A stochastic process is a set of random variables indexed by time: \(\{X_{t}; t\in T\}\)

A stochastic process is Gaussian if, every finite set \(\mathbf{X}_{t_1,...,t_k} = \{X_{t_1},...,X_{t_k}\}\) is a multivariate Gaussian.

1.1. Example

Brownian motion describes a stochastic process. Where the distance moved in \(\Delta t\) time is sampled according to: \(\Delta d \sim \mathcal{N}(0, \Delta t)\).

(Note that, samples that are closer together in time are more correlated)

It turns out that this is a Gaussian process. One thing that confused me at first was trying to understand how it could be possible that any set of random variables from the process could be jointly Gaussian. Isn't that a very specific thing to hope for? It helped me to think about conditioning on the multivariate Gaussian. So, conditioning on \(X_{t_1}\) gets us the distribution \(P(\mathbf{X}_{t_2,...,t_k} \mid x_{t_1})\), which is a "slice", where \(x_{t_1}\) is part of the realization. This conditional distribution is also multi-variable Gaussian, and this makes a little sense, because we know that the points are sampled according to a Gaussian, but the mean of that Gaussian depends on where the points from previous timesteps lie.

1.2. Gaussian Processes as distributions over functions

We can sample from the distribution of Brownian walks to get a realization. Each realization is really just a function from time to position. In this sense, sampling a Brownian walk should be thought of as sampling from a distribution of functions.

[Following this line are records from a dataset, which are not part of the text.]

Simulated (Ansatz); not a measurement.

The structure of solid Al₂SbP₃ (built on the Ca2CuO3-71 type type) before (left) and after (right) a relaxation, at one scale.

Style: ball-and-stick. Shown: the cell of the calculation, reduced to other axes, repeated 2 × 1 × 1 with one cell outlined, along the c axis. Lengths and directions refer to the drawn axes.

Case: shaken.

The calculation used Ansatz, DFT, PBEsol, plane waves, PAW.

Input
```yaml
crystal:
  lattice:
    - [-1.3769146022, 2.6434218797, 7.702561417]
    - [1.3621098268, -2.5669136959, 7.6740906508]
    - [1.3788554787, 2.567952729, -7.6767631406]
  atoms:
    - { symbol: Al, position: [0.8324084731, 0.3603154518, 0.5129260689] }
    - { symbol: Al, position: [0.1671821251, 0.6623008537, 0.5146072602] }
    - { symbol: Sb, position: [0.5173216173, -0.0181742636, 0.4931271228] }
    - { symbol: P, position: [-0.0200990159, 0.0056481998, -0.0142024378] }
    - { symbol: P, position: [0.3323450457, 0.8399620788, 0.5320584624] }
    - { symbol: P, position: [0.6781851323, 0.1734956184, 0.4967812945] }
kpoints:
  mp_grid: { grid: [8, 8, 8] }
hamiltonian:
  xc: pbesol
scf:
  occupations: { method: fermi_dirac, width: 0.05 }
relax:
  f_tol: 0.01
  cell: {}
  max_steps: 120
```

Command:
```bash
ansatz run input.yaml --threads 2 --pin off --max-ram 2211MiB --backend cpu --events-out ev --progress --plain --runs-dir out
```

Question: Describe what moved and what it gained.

What defines one of these distributions?

  1. First, we need a mean function \(m(t)\)
  2. Second, we need a covariance function \(k(t, t')\) defined for every pair \((t,t')\)

For every set of random variables \(\mathbf{X}_{t_1,...,t_k}\), \[ \mathbf{X}_{t_1,...,t_k} \sim \mathbf{N}(m(t_1,...,t_k), K(X_{t_1}, ..., X_{t_k})) \]

where \(K(X_{t_1}, ..., X_{t_k})\) is the covariance matrix between the variables.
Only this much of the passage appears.